The Torah mentions (in Parsha Yitro) that Torah was given at Mount Sinai in the third month of the Jews leaving Egypt. The text alone seems to be no more than chronological info, a data point. But the Talmud (in tractate Shabbos) makes a bigger deal of the fact that it was specifically the third month, as the number 3 has Torah significance. Rabbeynu Nissim, an on-the-page Talmud commentary printed on some tractates goes to town with this. He finds all types of connections between Torah and the number 3, some meaningful, some seemingly trivial, a whole long list of 3’s. 

But wouldn’t we be able to do the same with number 1? or number 4? or 7? Couldn’t we find relevant trivia to find the significance of each of these numbers to Torah? Why the big focus on number 3?

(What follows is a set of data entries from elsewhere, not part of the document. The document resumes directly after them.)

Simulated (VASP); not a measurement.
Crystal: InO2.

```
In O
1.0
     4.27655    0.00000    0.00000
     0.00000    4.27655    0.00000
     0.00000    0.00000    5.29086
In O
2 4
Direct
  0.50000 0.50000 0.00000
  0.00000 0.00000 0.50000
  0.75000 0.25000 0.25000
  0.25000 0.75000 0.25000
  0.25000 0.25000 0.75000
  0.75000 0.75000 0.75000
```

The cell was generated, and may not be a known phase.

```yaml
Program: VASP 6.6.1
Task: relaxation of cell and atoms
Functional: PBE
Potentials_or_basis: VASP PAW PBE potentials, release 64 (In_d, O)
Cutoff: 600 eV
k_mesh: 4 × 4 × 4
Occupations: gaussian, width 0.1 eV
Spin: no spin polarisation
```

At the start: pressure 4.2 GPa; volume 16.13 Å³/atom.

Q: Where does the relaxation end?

The Rebbe explains that the number 3 really does have meaningful significance to Torah, and Torah’s purpose in our world. Look at it this way. One represents singularity, two represents division or separation, but three is a reconciliator, number 3 finds a middle ground, a connector, as we say in our morning prayers “two conflicting verses are reconciled by a third verse that mediates between them and brings them together.” 

In academic-speak you might say: 1 = thesis, 2 = antithesis, and 3 = synthesis. By focusing on #3, Torah is telling us about its focus and goal to be more of a #3 than a #1. It’s more about synthesis than the thesis, more about a unity connecting disparate parts than a singularity which never had any division in the first place.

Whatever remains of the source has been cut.